For small clusters or labs, there is no need to have dedicated ingress nodes.
To selectively enable BGP and ensure that we peer with the “correct” anchor nodes (that is, ones that are directly attached), we can use CiliumBGPPeeringPolicy and matchLabels to select leaves and ingress node groups.
Refer to the “Example configuration - OpenShift, Multi-Pool, L2 Pod Advertisement, and BGP Advertisement” section of this document for implementation details.
Layer-2 Pod Announcements advertise the pod IP addresses within the Layer-2 network domain, utilizing Gratuitous Address Resolution Protocol (GARP). When enabled, the node transmits gratuitous ARP replies for every locally created Pod on the configured network interface.
In Cisco ACI, we can take advantage of this behavior, as described below:
1. Create a Bridge Domain (BD) with a two subnets configured:
a. The node subnet, and set this as primary, ensuring we can enable DHCP relay.
b. The Pod subnet, as defined in the Cilium configuration
2. Create an Endpoint Group (EPG) that is associated with the aforementioned BD.
3. Create two Endpoint Security Groups (ESGs):
a. A node ESG with an IP-subnet-based selector that correlates with the node subnet.
b. A Pod ESG with an IP-subnet-based selector that aligns with the Pod subnet.

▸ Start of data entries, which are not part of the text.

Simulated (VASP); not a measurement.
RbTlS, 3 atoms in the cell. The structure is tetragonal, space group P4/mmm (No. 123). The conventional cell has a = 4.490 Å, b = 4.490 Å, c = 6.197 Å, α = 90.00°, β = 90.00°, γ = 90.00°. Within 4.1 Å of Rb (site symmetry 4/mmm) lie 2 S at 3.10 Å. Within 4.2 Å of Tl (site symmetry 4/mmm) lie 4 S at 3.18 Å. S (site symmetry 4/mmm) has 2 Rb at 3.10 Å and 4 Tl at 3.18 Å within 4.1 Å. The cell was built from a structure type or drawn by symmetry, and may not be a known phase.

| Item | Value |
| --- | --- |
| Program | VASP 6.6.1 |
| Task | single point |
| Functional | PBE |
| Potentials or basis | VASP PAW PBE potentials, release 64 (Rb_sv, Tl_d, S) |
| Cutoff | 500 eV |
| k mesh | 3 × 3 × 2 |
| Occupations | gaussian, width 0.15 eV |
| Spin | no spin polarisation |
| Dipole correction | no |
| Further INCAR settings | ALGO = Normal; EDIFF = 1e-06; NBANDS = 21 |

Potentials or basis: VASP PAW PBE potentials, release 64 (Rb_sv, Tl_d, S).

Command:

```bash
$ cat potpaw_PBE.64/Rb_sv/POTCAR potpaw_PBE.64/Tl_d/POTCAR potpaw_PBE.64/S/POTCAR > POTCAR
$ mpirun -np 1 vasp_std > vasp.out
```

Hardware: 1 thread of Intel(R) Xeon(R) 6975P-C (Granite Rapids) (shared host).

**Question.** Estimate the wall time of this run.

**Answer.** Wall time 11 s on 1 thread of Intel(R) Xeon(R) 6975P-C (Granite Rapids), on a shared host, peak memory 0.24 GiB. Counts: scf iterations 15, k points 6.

Cluster-Pool: pod visibility
This configuration enables the segregation and independent security management of node and Pod traffic using contracts while concurrently maintaining Pod IP visibility within the network fabric.
Pod-to-node communication is expected to be unrestricted, therefore the node and POD ESGs need to be configured with a contract that allows unrestricted communication or are placed in the same preferred group. Note that having different preferred groups in the same VRF is not allowed., and an ESG/EPG can be a member, though it does not have to be. This does not allow having different preferred groups in the same VRF; as such, it is not recommended.
Additionally, we need to ensure that no Pod will ever use as an IP address one already used in the ACI BD: Cilium does not have any capability to exclude one IP from the PodCIDRs nor to learn of such an address in the ACI BD.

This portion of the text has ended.